Play a game in which the class is divided into teams of four.
- Give
each team 16 pieces of popcorn, candies or nuts which represent
the teams' supply of a renewable resource that is replenished
after each round of play. Each student can take freely from
the team supply but the following rules apply: (1) At the end
of the game, each team member will get to eat all the popcorn
amassed (2) Each one needs to take at least one piece per round
to be sustained (3) At the end of each round, the resource will
be replenished by one-half of its existing amount.
- Allow
students to take freely from their team's pile, but have
them record individual and group pieces.
- Replenish
by one half the number of pieces taken from the team
pile.
- Play
three or four more rounds, stopping after each to find out if
any of the students didn't survive. Then provide each
group with the prescribed amount of new popcorn.
- After
four or five rounds, have students share what happened. In which
teams did all the students survive? Which students had the most
popcorn in their personal supplies? Which team had the most
popcorn in its collective pile? Which teams think they would
be able to keep eating popcorn forever as long as the
resource kept renewing itself? On these teams, how many pieces
were these students taking each round?
- Discuss
the advantages and disadvantages of using a resource in a
sustainable and a non-sustainable way. What would happen
if the population of the group increased as the game went on?
5.
Visit a vacant lot, garden or natural site near
or in your school yard to closely examine a real ecosystem in
action and record the rang of life forms you can find: plants,
the range of small and large animals, and evidence of human life.

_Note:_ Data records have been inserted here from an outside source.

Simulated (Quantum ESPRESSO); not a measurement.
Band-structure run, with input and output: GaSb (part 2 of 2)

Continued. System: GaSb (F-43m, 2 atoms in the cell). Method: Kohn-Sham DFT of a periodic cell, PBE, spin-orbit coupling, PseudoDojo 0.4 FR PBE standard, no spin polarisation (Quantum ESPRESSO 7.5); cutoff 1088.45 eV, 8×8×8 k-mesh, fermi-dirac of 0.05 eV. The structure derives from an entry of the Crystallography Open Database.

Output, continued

What elements help support animals living there? Plants living
there? What would happen if one of these were missing? Create
a map of you findings. Prepare presentations on the value of an
area in providing plant and animal habitat.
6. Web
of Life Activity.
- Create
a list of categories so that everything living, non-living
and human-specific would fit into at least one category.
(Examples might be plants, animals, minerals, technology, culture,
religion, art, emotions etc.) Post the list for everyone to
see.
- Start
the game by giving a ball of yarn to a student, asking him or
her to name something from one category (like flowers from the
"Plant" category). Holding onto one end, the student should
roll or toss the yarn to another student, who must name something
from a different category and explain the relationship to the
first item named, such as "painting" from art column; then hold
the string and pass the ball to the third student who does
the same as the second and passes it on to the fourth student.
The game continues until all students are connected.
- At that
point discuss how human actions that directly affect part of
the Earth System indirectly affect many other parts.
Use water pollution as an example and ask which student named
something that would be negatively affected. Choose one (e.g.
the one that said drinking supply) and have him or her show
stress by tugging the string back and forth. Discuss the effect
of this vibration on others.
- As you
rewind the yarn, ask each person letting go to name something
a person could do to make the Earth a healthier place.
Collect these ideas, post and implement them.